I think the park is so peaceful because a lot of Chinese tourists take a pass on it. Most of the Chinese visitors to Lijiang are there for only a very brief stay, and they are trying to cram too many activities into a short period of time. In the Old Town of Lijiang, they mostly visit the famous water wheel near the north gate, walk down a couple of the shopping streets and maybe visit Mufu Palace, before catching a tour bus to the Jade Dragon Snow Mountain. Or maybe they just think that natural scenery is free and they shouldn’t have to pay for a ticket.
Whatever the case, their loss is your gain because one of the most beautiful places in Lijiang is also one of the least crowded and most relaxing. I swear, the air even smells cleaner.
Where is the Entrance to Lion Hill Park
Unfortunately, I won’t be providing Google Maps links like I usually do because Google Maps has almost none of the roads in the Lijiang Old Town. Your best bet is to download Baidu Map. It’s terrible at giving directions, but it can tell you where you are and which way you are headed. It also has every little street and alley, so you can use it in conjunction with these directions. Use 狮子山万古楼景区 as your destination in the search bar.
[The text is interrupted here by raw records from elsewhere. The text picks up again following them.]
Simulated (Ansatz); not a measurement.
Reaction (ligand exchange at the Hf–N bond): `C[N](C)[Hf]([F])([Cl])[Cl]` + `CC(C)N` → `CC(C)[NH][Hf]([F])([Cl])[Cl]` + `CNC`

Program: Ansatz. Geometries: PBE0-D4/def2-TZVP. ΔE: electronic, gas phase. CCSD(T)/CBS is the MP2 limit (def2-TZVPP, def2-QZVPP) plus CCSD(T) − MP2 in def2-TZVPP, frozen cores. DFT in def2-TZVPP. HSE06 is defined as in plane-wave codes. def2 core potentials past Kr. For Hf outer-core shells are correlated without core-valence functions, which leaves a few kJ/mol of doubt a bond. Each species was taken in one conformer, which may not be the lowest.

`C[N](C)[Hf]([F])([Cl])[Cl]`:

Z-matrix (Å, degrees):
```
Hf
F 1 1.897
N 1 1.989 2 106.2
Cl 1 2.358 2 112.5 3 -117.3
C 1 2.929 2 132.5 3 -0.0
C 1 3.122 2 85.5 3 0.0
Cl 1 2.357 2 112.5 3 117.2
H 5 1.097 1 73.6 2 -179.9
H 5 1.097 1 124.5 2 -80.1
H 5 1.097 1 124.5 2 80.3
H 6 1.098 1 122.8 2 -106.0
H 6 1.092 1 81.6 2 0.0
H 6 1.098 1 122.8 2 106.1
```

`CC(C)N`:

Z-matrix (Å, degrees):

To get to the entrance of Lion Hill Park, first head to the Square Street, a central Square in the center of the Old Town where four streets branch off in different directions. To get to Square Street from the north gate of the Old Town, just follow the willow lined street south and continue along the most obvious path until you reach an opening with a small stone bridge over a river on the eastern edge. That’s Square Street.
On the Southeastern corner of Square Street there is a path that goes uphill. Follow it. You will climb a winding set of stairs that makes its way uphill and southward, eventually curving to the East.
For more information on getting to this and many other attractions read our guide to navigating the Lijiang Old Town without getting lost.
This seems like a good time to mention that Lion Hill – much like the rest of Lijiang, is not stroller friendly.
As you climb the stairs, the path will start forking, but you don’t have to worry too much about getting lost because the paths that are incorrect come quickly to dead ends. You do however have to watch out for the final fork that you need to take. It is marked by a gray stone slab about four feet tall, and it points to the left. Follow that path to the ticket booth.
Lion Hill, Lijiang: Hours and Prices
According to the posted hours on the sign over the ticket booth, the park is open from 8:30 to 19:30. Take this with a grain of salt! I never tested the opening time, but when we visited in the late afternoon, the guards were aggressively shooing us out almost an hour before closing. Luckily, we had already done most of the photography we were looking forward to doing. A few others weren’t so lucky though. A couple of young photographers were waiting at the top of Wangu tower with their tripods hoping to photography the Jade Dragon Snow Mountain at sunset, and the got the boot before they ever had a chance.
My advice is to leave yourself a little wiggle room.
Tickets to the park are 35 RMB (about $5) per adult. Little Children are free. I have seen other prices listed on other websites, but those articles must be outdated.
Exploring Lion Hill Park
How Long Does it Take?
It took our family about two hours to explore Lion Hill Park and Wangu Tower. During our visit we walked all the paths, had a brief picnic, climbed the towers and took a lot of photos. If you don’t have a three-year-old with you, you can probably do it faster. But why would you want to? As you’ll see as you keep reading, there is plenty to do and see while you are there, and trust me, you’ll be grateful for a little extra time to clear your head and breath some fresh air.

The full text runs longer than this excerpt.